Fogartach mac Néill (died 724), sometimes called Fogartach ua Cernaich, was an Irish king who is reckoned a High King of Ireland. He belonged to the Uí Chernaig sept of the Síl nÁedo Sláine branch of the southern Uí Néill. He was King of Brega and was the son of Niall mac Cernaig Sotal (died 701) and great-grandson of the high king Diarmait mac Áedo Sláine (died 665).
Fogartach may be identified with the "Focortoch" who signed as a guarantor of the Cáin Adomnáin at Birr in 697. The earliest report of him in the Irish annals is his flight from the battlefield at the Battle of Claenath (Clane, Co.Kildare) in 704 following the defeat of a number of southern Uí Néill kings by Cellach Cualann (died 715), King of Leinster.
In 714 Fogartach was deposed as king of Brega and exiled in Britain. It has been suggested that it was the High King, Fergal mac Máele Dúin (died 722), who deposed him, but it appears more likely that this was a dispute within the fractious Síl nÁedo Sláine, and that Fogartach was removed by his uncle Conall Grant (died 718), assisted by Murchad Midi (died 715) of Clann Cholmáin. Conall killed Murchad the following year and Fogartach returned in 716.

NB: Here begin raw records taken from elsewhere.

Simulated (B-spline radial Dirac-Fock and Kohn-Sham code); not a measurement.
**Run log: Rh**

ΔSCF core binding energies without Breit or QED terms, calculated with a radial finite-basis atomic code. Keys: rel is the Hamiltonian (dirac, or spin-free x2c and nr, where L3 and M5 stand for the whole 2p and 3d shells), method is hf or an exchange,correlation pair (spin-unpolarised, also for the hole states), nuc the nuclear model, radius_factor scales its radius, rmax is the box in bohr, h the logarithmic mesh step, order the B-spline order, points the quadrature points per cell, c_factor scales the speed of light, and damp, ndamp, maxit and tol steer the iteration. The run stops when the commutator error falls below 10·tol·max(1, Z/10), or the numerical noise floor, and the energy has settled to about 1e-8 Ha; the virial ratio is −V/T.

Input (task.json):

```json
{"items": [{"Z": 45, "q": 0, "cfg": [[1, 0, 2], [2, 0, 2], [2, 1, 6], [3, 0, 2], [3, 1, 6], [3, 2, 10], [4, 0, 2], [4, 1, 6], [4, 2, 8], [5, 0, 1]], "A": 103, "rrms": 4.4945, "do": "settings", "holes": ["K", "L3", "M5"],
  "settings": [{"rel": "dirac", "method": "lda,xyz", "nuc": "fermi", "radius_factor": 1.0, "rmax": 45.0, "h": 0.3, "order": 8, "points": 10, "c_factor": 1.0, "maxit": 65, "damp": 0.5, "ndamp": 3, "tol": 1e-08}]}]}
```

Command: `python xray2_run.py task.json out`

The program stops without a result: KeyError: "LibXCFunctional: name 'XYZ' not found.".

He caused some manner of disturbance in 717 at the Oenach Tailtiu—an annual Uí Néill gathering held at Teltown—where "Ruba's son and Dub Sléibe's son" were killed, but the annalistic record lacks sufficient context to explain what happened there and why. The following year Conall Grant won a battle against a coalition of southern Uí Néill kings at Kells, but was killed by Fergal mac Máele Dúin later that year.